This notebook is for troubleshooting plastomes using NCBI-provided software pipelines. It was a suggestion from NCBI team rejected the annotation twice after uploading.

In [11]:
import os

# Defining variables for files
template = 'plastomes/final/template.sbt'
gb = 'plastomes/final/Crepis_callicephala.gb'
fasta = 'plastomes/in/Crepis_callicephala.fasta'

# command itself:
# table2asn -t template.sbt -i sequence.fsa

In [12]:
# check for fasta

from Bio import SeqIO, SeqRecord

try:
    with open(fasta, "r") as fasta_file:
        print(f"File {fasta} does exist.")
except FileNotFoundError:
    print(f"File '{fasta}' not found.\nConverting genbank file '{gb}' to FASTA...")
    try:
        first_record = next(SeqIO.parse(gb, "genbank"))
        SeqIO.write(first_record, fasta, "fasta")
        print(f"Successfully created '{fasta}'.")
    except FileNotFoundError:
        print(f"Error: The source GenBank file '{gb}' was not found.")
    except StopIteration:
        print(f"Error: The GenBank file '{gb}' is empty.")

File 'plastomes/in/Crepis_callicephala.fasta' not found.
Converting genbank file 'plastomes/final/Crepis_callicephala.gb' to FASTA...
Successfully created 'plastomes/in/Crepis_callicephala.fasta'.


## Run `table2asn` program

There are some recommendations on NCBI site that were not illuminated at Readme file of the program.
`table2asn` will recognize files with **the same basename** as the input sequence file. Sequences that are part of a plasmid, or an organellar chromosome, or specific nuclear chromosomes need to have that information included in the fasta definition line, in these formats:

- [location=mitochondrion]
- [location=chloroplast]

Sequences that are a complete circular chromosome or plasmid need to have the circular topology and the completeness included.
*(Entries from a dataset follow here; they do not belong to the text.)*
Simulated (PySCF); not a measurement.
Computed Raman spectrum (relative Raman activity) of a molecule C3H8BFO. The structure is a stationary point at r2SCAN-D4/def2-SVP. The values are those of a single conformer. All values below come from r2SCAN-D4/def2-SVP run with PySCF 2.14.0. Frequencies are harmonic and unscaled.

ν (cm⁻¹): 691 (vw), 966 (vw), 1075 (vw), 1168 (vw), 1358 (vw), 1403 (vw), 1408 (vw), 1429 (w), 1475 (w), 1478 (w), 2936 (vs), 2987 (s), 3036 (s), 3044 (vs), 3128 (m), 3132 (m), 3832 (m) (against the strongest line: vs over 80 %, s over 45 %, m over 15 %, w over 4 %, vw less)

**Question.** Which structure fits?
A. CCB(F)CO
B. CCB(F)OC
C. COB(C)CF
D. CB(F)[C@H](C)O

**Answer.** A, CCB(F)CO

- [topology=circular] [completeness=complete]
- [topology=circular] gap at end, not circularized




In [14]:
# preparing directory
# all the files should be stored at the same directory
import os

project_dir = 'plastomes/table2asn'


SHORT_NAMES = {
    "Crepis_callicephala": "cc",
    "Crepis_purpurea": "cp",
}

def create_symlinks(project_dir: str, sourcefile: str):
    """
    Create symlinks for files to process.
    """
    basename = os.path.basename(sourcefile)
    #print("basename", basename)
    species = basename.rsplit(".")[0]
    #print("species", species)
    ext= basename.rsplit(".")[-1]
    #print("ext", ext)
    label = SHORT_NAMES[species]
    #print("label", label)
    target_dir = os.path.join(project_dir, label)
    #print("target_dir", target_dir)
    target_filename = os.path.join(target_dir, f"{label}.{ext}")
    #print("target_filename", target_filename)

    try:
        os.symlink(sourcefile, target_filename)
        print(f"Symlink '{target_filename}' for '{sourcefile}' was successfully created.")
    except FileExistsError:
        print(f"Symlink for '{sourcefile}' is already exist.")
    except PermissionError:
        print(f"You have no permissions for this action.")


print("Creating symbolic links:")
create_symlinks(project_dir, gb)
create_symlinks(project_dir, fasta)

Creating symbolic links:
Symlink for 'plastomes/final/Crepis_callicephala.gb' is already exist.
Symlink for 'plastomes/in/Crepis_callicephala.fasta' is already exist.